I would like to echo the noble Lord, Lord Eatwell, in two respects; first, in his comments on Amendment 9, which I will not repeat, and secondly, in his comments on Amendment 10. I am dubious about the value of giving enhanced status to an assessment of the output gap or when the economic cycle is likely to end for reasons largely already given by the noble Lord, Lord Eatwell. The output gap is not an absolutely firm context and figure that is easily grasped and measured. As we saw with the previous Government, a lot of weight was put on the economic cycle because the golden rule about government expenditure and borrowing depended on it. The problem was that whenever a difficulty arose, lo and behold, the definition of the cycle changed to push the difficulty back. It proved to be a far more elastic concept than we thought, and the old Ricardian economic cycle that depended on grain crops just does not obtain in quite the same way today. So while I am sure that the Office for Budget Responsibility may well wish to opine on these matters, and it will be quite interesting to know what it thinks, it is of secondary importance in setting government policy. Indeed, because of its somewhat nebulous nature, I would not want us to put too much weight on it again.
(13 years, 11 months ago)
Grand CommitteeEverybody agrees on the substance. The problem is that the Minister is trying to turn words that are inelegant and the wrong way round to mean what we all agree on. Without wishing to claim the fee of a parliamentary counsel, it seems to me that we could deal with this simply by redrafting subsection (3) to read: “The office must perform that duty, taking account of any government policies that are relevant to the performance of that duty. It may not consider…”

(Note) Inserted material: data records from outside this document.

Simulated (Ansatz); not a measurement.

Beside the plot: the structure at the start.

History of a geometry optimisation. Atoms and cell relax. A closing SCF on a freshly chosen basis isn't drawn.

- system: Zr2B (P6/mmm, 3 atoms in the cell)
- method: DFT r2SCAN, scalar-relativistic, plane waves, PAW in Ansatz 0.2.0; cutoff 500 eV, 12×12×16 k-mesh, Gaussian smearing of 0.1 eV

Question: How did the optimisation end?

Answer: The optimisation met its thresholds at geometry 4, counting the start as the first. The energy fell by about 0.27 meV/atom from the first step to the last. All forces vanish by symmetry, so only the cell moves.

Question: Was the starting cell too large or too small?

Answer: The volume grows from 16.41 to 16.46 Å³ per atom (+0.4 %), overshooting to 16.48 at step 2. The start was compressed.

Absolutely. We have just heard clarity provided from this incredibly obscurantist piece of drafting. This subsection is a negative. It says:
“Where any Government policies are relevant … the Office may not consider”.
You are taken to the negative. The verb with operational significance in that sentence is “may not”. The noble Lord, Lord Newby, has hit the nail on the head. If one really wants to achieve what we are all trying to achieve, this subsection should be split into two with Clause 5(3) saying, “Take these things into account” and a new Clause 5(4) saying, “Don’t mess around looking at other people’s policies”.
(13 years, 12 months ago)
Grand CommitteeI introduced the charter into this in the sense that Clause 1 refers to the charter for budget responsibility and we have the draft before us. I do not think that it will be subject to parliamentary scrutiny. It will be placed before Parliament but will not be subject to scrutiny. I was therefore taking advantage of the Committee because, as the draft charter has been published, we have the opportunity to discuss it.
Just as a point of clarification for the noble Lord, Lord Eatwell, Clause 1(7) states:
“The Charter (or the modified Charter) does not come into force until it has been approved by a resolution of the House of Commons”,
so it has at least vestigial parliamentary scrutiny.
(14 years ago)
Lords ChamberMy Lords, I, too, welcome the Bill. When the proposal first came forward for the Office for Budget Responsibility, I regarded it as a gimmick. However, a number of things since then have persuaded me that I was wrong. First, when we discussed the statistics Bill several years ago, we discovered that only 17 per cent of the population believe any government statistics. Whether that is a rational view is irrelevant; the way in which politicians down the years manipulated official statistics left them with no credibility whatever. Therefore, a number of things needed to be done. Fortunately, the new structure of the Office for National Statistics is improving that figure, but it was a salutary reminder that, whereas we may take statistics seriously, politicians and Ministers have fallen so low in public regard that we are atypical.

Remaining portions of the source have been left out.